Don’t watch Papandreou. Do watch the Greek banks.
Most of the focus in the Greek debt crisis has centered on Greek
prime minister George Papandreou. After all, he was the guy who threw the entire European bailout deal into disarray by calling for a referendum. And later today, he faces a no-confidence vote in the Greek parliament.
But economist Daniel Gros at the Centre for European Policy Studies, says our eagle-eyed focus could be misguided: if we want to understand the future of the European debt crisis, we ought to be watching Greece’s banks rather than its political leadership. “It’s difficult to get good data,” he says. “But I’m trying to watch the Greek banking system to see whether there’s a rush to withdraw deposits. Right now, it’s been surprisingly slow. but if it accelerates that could spell the end.”
Why the political instability hasn’t lead to a bank run is a bit puzzling to Gros. “You’d have to be Greek to answer that,” he says. But I had him game out for me what would unfold if Greeks do start withdrawing funds en masse as political instability mounts.
“If there’s a run on the Greek banks, how can they actually satisfy that?” he asks. “Greece doesn’t have any more collateral to give the European Central Bank. Then the question becomes, will the European Central Bank give them any more loans?”

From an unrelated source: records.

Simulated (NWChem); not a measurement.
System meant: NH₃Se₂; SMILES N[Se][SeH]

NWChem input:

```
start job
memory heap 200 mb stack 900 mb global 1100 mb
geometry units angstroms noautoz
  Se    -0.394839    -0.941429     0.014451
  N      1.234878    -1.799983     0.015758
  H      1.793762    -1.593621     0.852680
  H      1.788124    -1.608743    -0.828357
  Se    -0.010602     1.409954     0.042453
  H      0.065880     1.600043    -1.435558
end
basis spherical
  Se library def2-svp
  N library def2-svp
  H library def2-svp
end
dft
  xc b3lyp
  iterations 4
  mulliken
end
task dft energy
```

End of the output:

Greece and the European Central Bank have had a bit of a bumpy relationship: as The New York Times reported earlier this year, Greek banks have felt “pressured” to stop relying on a central fund. In May, the European Central Bank stopped accepting Greek bonds as collateral for loans to Greek banks.
But the prospect of a Greek default poses a difficult decision for the ECB. If it says no more loans, that’s probably the end: the Greek banks default, and that sends a shock of instability through the euro zone. “Will it say yes one more time? It’s very tough,” says Gros.
What could prevent all this? Gros ticks off a number of policies, including requiring European Union deposit insurance or not allowing a bank to have all of its sovereign debt in one country. But all of those would have had to have been implemented before the mess Greece is in now. The options on the table in the current moment are much more limited.
“It’s too late,” says Gros. “The only thing the European Central Bank can do is mitigate the situation. And the only thing we can do is just watch what the Greeks are doing.”